This stone was found in a the back garden of a house in Newtown, near the River Kennet. How did it get here. Did it 'fall off the back of a barge' at the time of the Dissolution of the monasteries on its way maybe to Windsor? Or did some enterprising owner of the house think of beautifying its rockery when the houses were built in the 1870s?
This stone has been identified as being carved from oolitic limestone of the Taynton quarry type. It is about 25cms wide x 20cms deep and 20cms high.
The carving technique is of high quality. The profile shows how several moulding patterns have been combined to create an attractive design. Once in situ these would have formed carefully spaced shadows which would most probably been combined with coloured paints creating different patterns in different light.
Note the accuracy of the mason’s lines.
Different types of chisel were used in the stone’s creation. In the photo above you can see the claw chisel marks on the back of the stone to give a crisp clean straight edge.
The next photo shows the rougher and wider chisel cuts which helped give grip to the mortar which attached this stone to its companion.

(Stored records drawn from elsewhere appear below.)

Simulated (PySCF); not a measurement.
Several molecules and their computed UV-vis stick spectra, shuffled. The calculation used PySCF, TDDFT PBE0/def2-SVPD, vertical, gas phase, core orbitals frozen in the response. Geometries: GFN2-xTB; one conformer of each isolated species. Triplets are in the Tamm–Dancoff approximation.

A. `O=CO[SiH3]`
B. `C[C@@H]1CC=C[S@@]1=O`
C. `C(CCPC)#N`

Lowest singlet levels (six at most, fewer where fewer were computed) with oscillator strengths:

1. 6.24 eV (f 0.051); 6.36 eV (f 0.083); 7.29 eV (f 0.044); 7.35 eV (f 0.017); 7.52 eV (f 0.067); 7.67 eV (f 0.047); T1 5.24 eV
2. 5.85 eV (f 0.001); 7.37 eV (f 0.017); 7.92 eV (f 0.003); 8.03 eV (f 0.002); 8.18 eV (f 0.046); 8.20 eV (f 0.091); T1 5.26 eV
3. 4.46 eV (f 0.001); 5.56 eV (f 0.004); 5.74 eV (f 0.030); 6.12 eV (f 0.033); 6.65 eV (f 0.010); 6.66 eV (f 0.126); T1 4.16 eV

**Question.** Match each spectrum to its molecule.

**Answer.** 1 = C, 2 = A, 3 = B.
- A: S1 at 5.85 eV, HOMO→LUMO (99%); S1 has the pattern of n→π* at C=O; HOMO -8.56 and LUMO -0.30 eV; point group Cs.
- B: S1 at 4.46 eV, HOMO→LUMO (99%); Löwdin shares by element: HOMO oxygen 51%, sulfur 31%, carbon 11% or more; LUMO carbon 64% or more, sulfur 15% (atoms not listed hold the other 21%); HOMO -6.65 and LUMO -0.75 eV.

The stone was possibly one of a series making a cornice. Alternatively it could have been part of a plinth or impost molding. The following two photos are examples of such stones from France. It should be remembered that the first head of the Reading community was Prior Peter of Cluny Abbey. He began the building of Reading and together with his fellow Cluniac monks from Lewes, it is likely that he would have determined the basic framework of the Abbey and its style. The first Abbot, Hugh of Amiens, was only appointed in 1123, two years after work began.
This photo shows the fine carving of the stone. It is remarkable that such detail remains after such a length of time and considering its treatment.
The red markings are due to burning. The modern owner of the stone used it to deposit his BBQ charcoal!